WASHINGTON (Legal Newsline) - The Federal Trade Commission has approved the filing of a joint amicus brief with the U.S. Department of Justice in an antitrust case involving Ritz Camera.
The case, currently in the U.S. Court of Appeals for the Federal Circuit, concerns whether the appeals court should affirm a district court's holding that Ritz camera, a direct purchaser of the defendant's products, has standing under the antitrust laws to seek damages.
According to the FTC, the claim is "for overcharges resulting from a monopoly obtained through the enforcement of patents secured through fraud."
According to court documents, Ritz claims that SanDisk monopolized the market for NAND flash memory products in violation of the Sherman Act, enabling SanDisk to charge higher prices for NAND flash memory.
Ritz alleges that SanDisk's founder tortiously converted flash memory technology from his former employer and obtained the patents at issue by intentionally failing to disclose invalidating prior art and making affirmative misrepresentations to the PTO.
Ritz also alleges that SanDisk brought infringement actions based on these invalid patents "so as to exclude competition."
SanDisk asked for a dismissal of the monopolization claim for failure to state a claim. It argued that Ritz lacks antitrust standing and that the complaint fails to allege a relevant antitrust market.

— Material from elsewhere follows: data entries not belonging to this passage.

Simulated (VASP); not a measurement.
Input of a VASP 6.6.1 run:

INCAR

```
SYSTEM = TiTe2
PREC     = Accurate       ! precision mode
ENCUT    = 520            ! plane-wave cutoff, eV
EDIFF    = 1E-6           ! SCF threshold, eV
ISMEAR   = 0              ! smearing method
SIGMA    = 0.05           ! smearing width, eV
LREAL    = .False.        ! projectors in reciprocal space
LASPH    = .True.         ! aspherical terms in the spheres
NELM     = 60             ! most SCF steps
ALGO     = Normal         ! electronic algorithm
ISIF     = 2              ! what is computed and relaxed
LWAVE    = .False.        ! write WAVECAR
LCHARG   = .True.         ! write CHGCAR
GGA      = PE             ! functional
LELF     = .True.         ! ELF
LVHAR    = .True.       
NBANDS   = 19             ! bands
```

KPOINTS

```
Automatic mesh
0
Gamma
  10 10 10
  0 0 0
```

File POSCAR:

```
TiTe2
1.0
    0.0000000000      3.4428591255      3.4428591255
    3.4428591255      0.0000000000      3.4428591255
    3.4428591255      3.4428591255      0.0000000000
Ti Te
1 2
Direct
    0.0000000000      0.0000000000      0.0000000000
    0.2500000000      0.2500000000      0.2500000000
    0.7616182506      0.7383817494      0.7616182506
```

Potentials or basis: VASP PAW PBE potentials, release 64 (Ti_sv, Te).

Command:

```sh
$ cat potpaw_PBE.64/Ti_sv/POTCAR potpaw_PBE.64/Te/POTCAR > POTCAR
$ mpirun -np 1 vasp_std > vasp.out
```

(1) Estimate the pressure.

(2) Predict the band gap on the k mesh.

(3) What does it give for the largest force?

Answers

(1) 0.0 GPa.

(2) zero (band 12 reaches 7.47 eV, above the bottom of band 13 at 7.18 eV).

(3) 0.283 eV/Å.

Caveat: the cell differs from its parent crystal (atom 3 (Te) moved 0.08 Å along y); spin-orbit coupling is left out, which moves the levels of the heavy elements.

The federal district court denied the motion to dismiss. The district court rejected SanDisk's contention that granting the claim by Ritz would result in "an avalanche of patent challenges."
The FTC and DOJ state the government has an interest in this case to the extent that they have a strong interest in the enforcement and litigation of antitrust laws. Their filing said, "This interest includes the proper interpretation of Section 4 of the Clayton Act, 15 U.S.C. § 15, which authorizes civil damages claims by 'any person who shall be injured in his business or property' by an antitrust violation. This brief addresses the circumstances in which Section 4 authorizes direct purchasers to recover overcharge damages resulting from a monopoly obtained and maintained through enforcement of a fraudulently procured patent."